The underlying strategy developed by BNP Paribas has been used in several products. I have long considered the use of capital guarantees on absolute return strategies to be a very inefficient use of capital. Insurance against a loss on a strategy aimed at avoiding a loss.
In a forest, the absence of fires may on the surface appear to reflect very robust safety controls. But problems hide in the absence of stressors and as the brush gets thicker the resulting cumulative harm can manifest itself in devastating circumstances. Equally, a decaying bridge might deliver smooth and reliable performance until its structure fails.

Just as a woodsman would quickly figure out the dangers lurking in a forest with thick brush, an inspection of a bridge by an engineer could reveal its deficiencies before the structure collapses.

My point here is that on the surface we can view something as being safe, consistent and reliable, but without proper due diligence, dangers may be lurking .

The BNP Platinum Strategy appeared to offer consistent, reliable performance, but when you consider how these strategies are generated you begin to get a different understanding.

I am not sure that investors understand how some of these strategies are generated. If they did, they might well be more circumspect about them and less willing to accept the stunning ‘track records’ that accompany the marketing material.
Sophisticated investment banks that pedal strategies that are aimed at generating hefty fees and offer little prospect of a return should not be tolerated. Ask yourself the following:
Does this make sense?
Do I really know what the seller is trying to achieve?
What is the seller’s objective? Are we aligned?
Enough is enough. Time for common sense to prevail.
 
Agree 100% Gary. Structured products are becoming more complicated all the time, with it becoming increasingly difficult to understand what is going on.

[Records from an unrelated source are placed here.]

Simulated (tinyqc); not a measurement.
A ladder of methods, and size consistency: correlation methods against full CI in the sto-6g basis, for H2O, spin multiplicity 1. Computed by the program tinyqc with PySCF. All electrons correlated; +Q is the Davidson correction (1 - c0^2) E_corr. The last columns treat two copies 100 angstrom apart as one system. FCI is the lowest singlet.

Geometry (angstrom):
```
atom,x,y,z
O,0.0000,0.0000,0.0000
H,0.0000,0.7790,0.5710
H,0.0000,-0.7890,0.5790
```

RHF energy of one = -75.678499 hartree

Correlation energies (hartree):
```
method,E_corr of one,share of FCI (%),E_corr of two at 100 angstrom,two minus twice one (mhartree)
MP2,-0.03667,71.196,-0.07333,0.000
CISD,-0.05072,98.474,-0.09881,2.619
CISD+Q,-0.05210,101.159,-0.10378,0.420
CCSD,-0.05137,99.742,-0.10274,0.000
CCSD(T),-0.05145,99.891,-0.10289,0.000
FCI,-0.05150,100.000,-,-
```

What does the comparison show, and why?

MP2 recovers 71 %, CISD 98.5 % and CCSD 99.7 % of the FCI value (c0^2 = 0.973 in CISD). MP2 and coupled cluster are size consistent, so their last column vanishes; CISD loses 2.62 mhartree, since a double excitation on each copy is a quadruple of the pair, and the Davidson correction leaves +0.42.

...or else the product provider manages to get a great interest rate and peddles a deposit account as a structured product so they can take massive fees out of it.

I wouldn't touch any of them with a barge pole.



Steven
 
four out of five managed funds fail to beat index funds , id never invest in any of those products which charge a minimum of 2% when you can buy an etf with an annual fee of less than .2%
 
A recent structured product that used an absolute return strategy as its underlying index matured with a 10% loss to investors (on the 90% capital guaranteed version of the product).



Interesting post Gary- but have you understated the real loss to clients? Lets can assume most money going into these products is a switch out of deposits - given that interest rates were probably 4%pa or more - the real loss here is probably closer to 30%.

I wont say there is mis-selling going on with structured deposits as some of you guys on this site immediately jumped at me for even suggesting this! But is it time for these products to be banned to protect vulnerable investors?
 
There is no longer any value whatever in these products- if there ever was.

The pricing environment is so bad that product producers are finding it impossible to create even an illusion of value.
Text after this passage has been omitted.